- 01- Moose Mobile-TPG MVNO on national network from 16 Jun 2026.
- 02- Mgmt targets 50% gross-margin uplift FY27-FY29.
- 03- Subscribers target: 180k services in operation.
TPG Deal Drives Update
Swoop Holdings (ASX: SWP) subsidiary Moose Mobile has signed a mobile virtual network operator, or MVNO, wholesale agreement with TPG Telecom, giving it access to TPG’s national mobile network from 16 June 2026.
An MVNO is a mobile provider that sells services using another company’s network infrastructure rather than building and owning a nationwide mobile network itself.
In this case, Moose Mobile remains the customer-facing brand, while the underlying network access comes through TPG.

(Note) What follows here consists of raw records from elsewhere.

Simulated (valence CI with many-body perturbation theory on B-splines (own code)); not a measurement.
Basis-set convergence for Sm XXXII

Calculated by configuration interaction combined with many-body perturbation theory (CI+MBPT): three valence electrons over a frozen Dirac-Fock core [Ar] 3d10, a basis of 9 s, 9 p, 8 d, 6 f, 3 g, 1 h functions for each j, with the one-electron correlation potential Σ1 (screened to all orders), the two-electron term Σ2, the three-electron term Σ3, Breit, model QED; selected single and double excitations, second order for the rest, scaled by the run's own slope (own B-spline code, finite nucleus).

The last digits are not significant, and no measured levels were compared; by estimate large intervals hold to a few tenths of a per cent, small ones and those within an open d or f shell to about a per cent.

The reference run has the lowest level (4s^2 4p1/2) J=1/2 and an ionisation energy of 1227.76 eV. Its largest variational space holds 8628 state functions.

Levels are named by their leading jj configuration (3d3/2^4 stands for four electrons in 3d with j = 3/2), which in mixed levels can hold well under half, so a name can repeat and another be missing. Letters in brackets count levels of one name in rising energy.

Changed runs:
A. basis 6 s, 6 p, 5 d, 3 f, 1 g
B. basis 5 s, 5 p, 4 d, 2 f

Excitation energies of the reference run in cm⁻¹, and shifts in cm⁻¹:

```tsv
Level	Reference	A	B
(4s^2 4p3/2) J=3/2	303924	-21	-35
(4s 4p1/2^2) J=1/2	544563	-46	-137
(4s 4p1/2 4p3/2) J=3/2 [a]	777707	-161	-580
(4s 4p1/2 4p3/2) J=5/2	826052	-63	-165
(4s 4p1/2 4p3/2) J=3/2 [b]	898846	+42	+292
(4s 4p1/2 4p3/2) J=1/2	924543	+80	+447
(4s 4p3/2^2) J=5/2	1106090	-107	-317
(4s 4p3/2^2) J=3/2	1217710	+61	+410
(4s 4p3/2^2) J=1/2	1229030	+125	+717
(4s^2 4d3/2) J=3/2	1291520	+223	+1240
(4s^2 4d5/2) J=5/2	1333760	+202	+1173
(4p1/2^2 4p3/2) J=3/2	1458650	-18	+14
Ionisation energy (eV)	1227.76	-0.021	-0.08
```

The arrangement is expected to reduce average cost per user, or ACPU, and lift blended gross margins in Swoop’s mobile business.
Strong Margin Improvement
The headline claim from management is an expected 50% gross margin percentage improvement across FY27, FY28 and FY29.
However, the announcement does not include segment forecasts, contract pricing detail or a profit bridge showing how that uplift would flow through to group earnings.
Moose Mobile currently has about 135,000 mobile subscribers and management is targeting net growth to 180,000 services in operation over the next three years.
That target is being tied not only to the TPG wholesale deal, but also to a new billing-platform deployment and a simultaneous eSIM launch.
The significance of this update rests on whether a better wholesale cost base can help address an issue already visible in earlier FY26 disclosures: strong revenue growth has not yet translated into consistently stronger profitability and free cash flow.
Where Moose Fits
Moose Mobile sits within Swoop’s broader telecommunications business, which spans internet, data and mobile services.
In Swoop’s 1H FY26 investor briefing, management said those core products generated $56.1 million of revenue in the half, up 27% organically.
The wider group is also materially larger than Moose Mobile alone.
Swoop reported total subscribers of about 218,739 to 219,000 at 31 December 2025, up 9% organically, showing mobile is one part of a broader recurring-services base.
Wholesale Network Access
The practical importance of the TPG arrangement is that it gives Moose wholesale access to a national mobile network without Swoop having to build that infrastructure itself.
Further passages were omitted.